Friday, February 02, 2007

The Feingold Bill
What Will Peter Welch Do?

“By passing my legislation, Congress can respond to the will of the American people and force the President to safely bring our forces out of Iraq. “With the President set on pursuing his failed policies in Iraq, Congress has the duty to stand up and use its power to stop him. If Congress doesn’t stop this war, it’s not because it doesn’t have the power -- it’s because it doesn’t have the will.”

The above quote is from Senator Russ Feingold’s explination of his recently introduced Senate Bill. The purpose of this bill is explicit: Use the Congressional power of the purse, and bring our troops safely out of Iraq within six months following passage of the bill.

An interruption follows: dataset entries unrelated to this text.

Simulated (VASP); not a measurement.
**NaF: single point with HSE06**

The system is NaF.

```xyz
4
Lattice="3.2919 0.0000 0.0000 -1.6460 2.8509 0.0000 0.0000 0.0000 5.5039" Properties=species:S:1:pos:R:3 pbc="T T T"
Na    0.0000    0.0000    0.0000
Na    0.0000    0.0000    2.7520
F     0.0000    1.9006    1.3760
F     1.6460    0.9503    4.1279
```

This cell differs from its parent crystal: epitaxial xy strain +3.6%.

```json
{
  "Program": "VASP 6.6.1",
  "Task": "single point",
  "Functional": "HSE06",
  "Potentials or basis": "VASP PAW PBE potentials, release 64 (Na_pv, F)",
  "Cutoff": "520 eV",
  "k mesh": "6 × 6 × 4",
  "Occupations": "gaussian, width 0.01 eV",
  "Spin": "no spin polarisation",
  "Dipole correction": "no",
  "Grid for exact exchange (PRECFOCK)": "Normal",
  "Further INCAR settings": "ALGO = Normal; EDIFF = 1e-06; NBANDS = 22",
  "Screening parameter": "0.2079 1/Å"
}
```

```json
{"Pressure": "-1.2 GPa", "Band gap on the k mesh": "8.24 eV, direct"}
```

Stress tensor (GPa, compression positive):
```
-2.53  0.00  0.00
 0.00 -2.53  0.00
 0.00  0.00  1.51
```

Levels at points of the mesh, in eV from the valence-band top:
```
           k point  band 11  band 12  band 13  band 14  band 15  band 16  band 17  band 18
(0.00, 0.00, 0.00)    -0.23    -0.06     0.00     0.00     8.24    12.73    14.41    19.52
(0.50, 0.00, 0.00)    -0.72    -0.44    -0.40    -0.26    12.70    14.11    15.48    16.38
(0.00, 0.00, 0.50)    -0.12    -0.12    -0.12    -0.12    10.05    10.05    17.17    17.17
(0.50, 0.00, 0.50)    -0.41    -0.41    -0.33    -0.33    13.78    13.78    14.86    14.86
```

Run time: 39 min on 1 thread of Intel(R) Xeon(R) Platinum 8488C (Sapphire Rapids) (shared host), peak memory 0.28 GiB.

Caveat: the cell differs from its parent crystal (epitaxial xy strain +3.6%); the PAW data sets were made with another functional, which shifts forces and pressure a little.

I’ve done a lot of thinking about this, and I still have not come up with the answer. The deepest feeling part of me says: End it now. Bring them home.

It goes without saying that I feel that George W. Bush should go down in posterity as the President who committed the single worst strategic blunder in all of our history.

At the same time, now that he has gotten us there, what is the best way to exit the field? I’m not going to go in to my thought process now…if you want to know more, you can read a blog entry called “Checkmate” and the comments that followed the next day…I posted that back in October, and I still haven’t found any answers.

But that’s not really the point right now…the point is…what we should do? J.D. Ryan, author of the blog “Five Before Chaos” knows what he is going to do. And he knows what he’d like you to do.

Senator Leahy (our Vermont Senator, for any of you reading out of Vermont) is already on board. I haven’t heard the news yet, but I’d bet a quarter that Senator Sanders will be along any minute now. So the Vermont delegation to the U.S. Senate is covered.

A similar resolution has been introduced in the U.S. house…the question is…what will our new U.S. Congressman Peter Welch do?

Here’s J.D. Ryan:

Anyways, as we hear all the talk of Welch not going far enough, etc. , here's how to put him to the test. Call his VT office at 888-605-7270 or his Washington office at 202 225-4115 and tell them that you want Welch to publicly express support of Feingold's bill, and that 'symbolic resolutions' are meaningless, and don't go far enough. And remember, be nice.

I’ve enjoyed sparring with J.D Ryan over at Green Mountain Daily and on his own blog. I encourage you to check out Five Before Chaos and look for him over on GMD.

I think that I’m leaning toward calling Welch myself…and if, unlike me, you are unburdened with the “Hamlet Syndrome of the Centrist” and KNOW what you should do…then by all means, DO IT. Call or email your Senators and Congressmen.

What to know how? Here’s a great place to start:
A Handy Little Tool, built at taxpayer expense, just for you.

The Senate is here:


J.D. Ryan said...

Ooops.. please delete that last comment, I accidentally pasted something in there by accident.

But thanks for the plug, Hamlet> Let's hope we see Welch sign on as a cosponsor shortly.

Anonymous said...

I wish I had the answer, although I'm not sure anyone in power would listen if I did. But my thoughts are such: now that we've made an unstable disaster in the middle east, we need to stabilize it. I think there is some progress by having our military in Iraq. Here's a snippet from this morning's USA Today, which everyone except me gets in front of their door every morning, here at the Kahler Grand Hotel and Bobbi's Temporary Residence:

A major U.S. intelligence report released last Friday said that Iraqi security forces lack the training, equipment and skills necessary to replace U.S. troops. The National Intelligence Estimate said that, if U.S. troops were withdrawn in the next 12 to 18 months, "this almost certainly would lead to a significant increase in the scale and scope of sectarian conflict in Iraq."

[Seth Reimers] said he notices improvements and cannot correct every transgression he sees. Before a foot patrol got underway, the Iraqi battalion sergeant major, the top enlisted man, was hustling to get the Iraqi troops prepared when it was clear they were running late. In the past, only Iraqi officers had exercised any leadership. Reimers noted that non-commissioned officers were now taking initiative. "They feel like they're letting us down if they're not ready," Reimers said, watching him scramble after his troops. "That's more progress."

One advantage of placing an entire U.S. battalion with an Iraqi unit is that the Americans can plug the gaps left by Iraq's Defense Ministry. Instead of waiting on the ministry, the Americans fixed the Iraqi Humvees. The U.S. government has paid for new barracks on the Iraqi base here.